Education

The US and France are giving Japan “bad” ideas: Foreign students set to pay the price

The US and France are giving Japan “bad” ideas: Foreign students set to pay the price

    Japan, as is well known, has long been wary of mixing and integration. The brake is cultural—and it is powerful. And when the “Land of the Rising Sun” agrees to crack the door open, compelled by rapid population ageing and labour shortages, it tends to do so first for people from nearby countries. At least they “look more Japanese” than others. In recent months, Japan has been forced to open up further to attract international talent, as demographic decline and the needs of the world’s fourth-largest economy leave it little choice. Still, a very troubling signal has just been sent.

    Japan’s public broadcaster NHK reported that the private Waseda University is considering raising tuition fees for foreign students. The institution already hosted, according to the same source, “5,562 international students in May last year—more than any other university in Japan.” Until now, however, fees had been the same for everyone.

    A change of course is now underway. Waseda argues it is buckling under additional costs related to reception services, housing and Japanese-language courses—so, inevitably, foreign students should pay more. And beware the snowball effect: a host of universities have approached the Ministry of Education about possible fee increases.

    If Waseda makes the move, “many other schools could follow.” Some institutions, such as Tohoku University, have already formalised a steep rise in tuition: 1.7 times higher for foreign students. It seems the Japanese have been listening closely—right up to France.

    France has begun hiking tuition fees for non-EU international students, raising them from under €200 to nearly €4,000 for a Master’s degree at public universities. Japan is still a long way from that level—and one can only hope it remains so.

    The Japanese government insists the country is lagging behind in the global race to attract top international talent. NHK notes that foreign students account for just 5.9% of overall enrolment in Japan, compared with more than 32% in Australia and 22% in the United Kingdom.

    Clearly, Japan’s momentum depends on an attractive academic environment—so policymakers should be wary of discriminatory pricing. Yet international comparisons are emboldening Japanese universities: “International students at the University of California pay about 3.4 times more than domestic students,” and “at the University of Oxford, international students pay about three times more.”

    The conclusion is clear: Japan still has ample room compared with Anglo-Saxon destinations—and now France—and that could give it ideas that are, inevitably, bad news for foreign students.

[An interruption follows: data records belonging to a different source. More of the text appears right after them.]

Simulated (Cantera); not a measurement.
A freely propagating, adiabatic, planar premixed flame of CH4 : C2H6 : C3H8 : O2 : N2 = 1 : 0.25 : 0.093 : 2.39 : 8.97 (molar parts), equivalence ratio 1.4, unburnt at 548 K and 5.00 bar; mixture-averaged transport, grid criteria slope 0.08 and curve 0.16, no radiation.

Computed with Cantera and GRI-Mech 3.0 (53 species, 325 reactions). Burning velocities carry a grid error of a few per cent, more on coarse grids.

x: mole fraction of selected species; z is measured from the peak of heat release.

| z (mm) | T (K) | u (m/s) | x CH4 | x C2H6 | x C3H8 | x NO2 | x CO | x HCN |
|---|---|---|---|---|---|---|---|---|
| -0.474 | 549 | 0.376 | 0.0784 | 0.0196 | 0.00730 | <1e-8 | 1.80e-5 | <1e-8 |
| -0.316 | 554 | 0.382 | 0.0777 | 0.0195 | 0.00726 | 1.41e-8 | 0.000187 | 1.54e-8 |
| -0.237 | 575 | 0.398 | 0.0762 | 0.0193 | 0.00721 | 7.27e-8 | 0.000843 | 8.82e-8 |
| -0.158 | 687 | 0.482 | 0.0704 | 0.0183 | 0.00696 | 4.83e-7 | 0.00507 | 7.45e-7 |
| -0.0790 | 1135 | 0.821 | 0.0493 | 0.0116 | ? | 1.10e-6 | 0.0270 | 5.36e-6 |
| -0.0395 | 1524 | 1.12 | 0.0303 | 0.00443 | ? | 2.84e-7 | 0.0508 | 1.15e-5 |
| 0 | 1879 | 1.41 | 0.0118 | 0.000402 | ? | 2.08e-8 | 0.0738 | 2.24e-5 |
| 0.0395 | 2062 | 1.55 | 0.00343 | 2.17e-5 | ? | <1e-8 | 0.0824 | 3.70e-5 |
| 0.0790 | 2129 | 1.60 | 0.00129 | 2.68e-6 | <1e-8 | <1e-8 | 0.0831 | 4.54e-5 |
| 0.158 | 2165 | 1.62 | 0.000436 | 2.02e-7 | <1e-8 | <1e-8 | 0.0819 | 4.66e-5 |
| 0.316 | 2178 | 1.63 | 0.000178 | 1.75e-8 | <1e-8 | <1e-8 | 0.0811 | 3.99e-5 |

    NHK points out that Japanese universities are spending more to ensure high-quality education and decent living conditions—an unavoidable shift, according to the ministry, if Japan is to “accept even more qualified international students.” But for students setting their sights on Japan, the adventure could increasingly turn into a financial headache, even if the situation remains far from the tuition shock seen in the United States and France.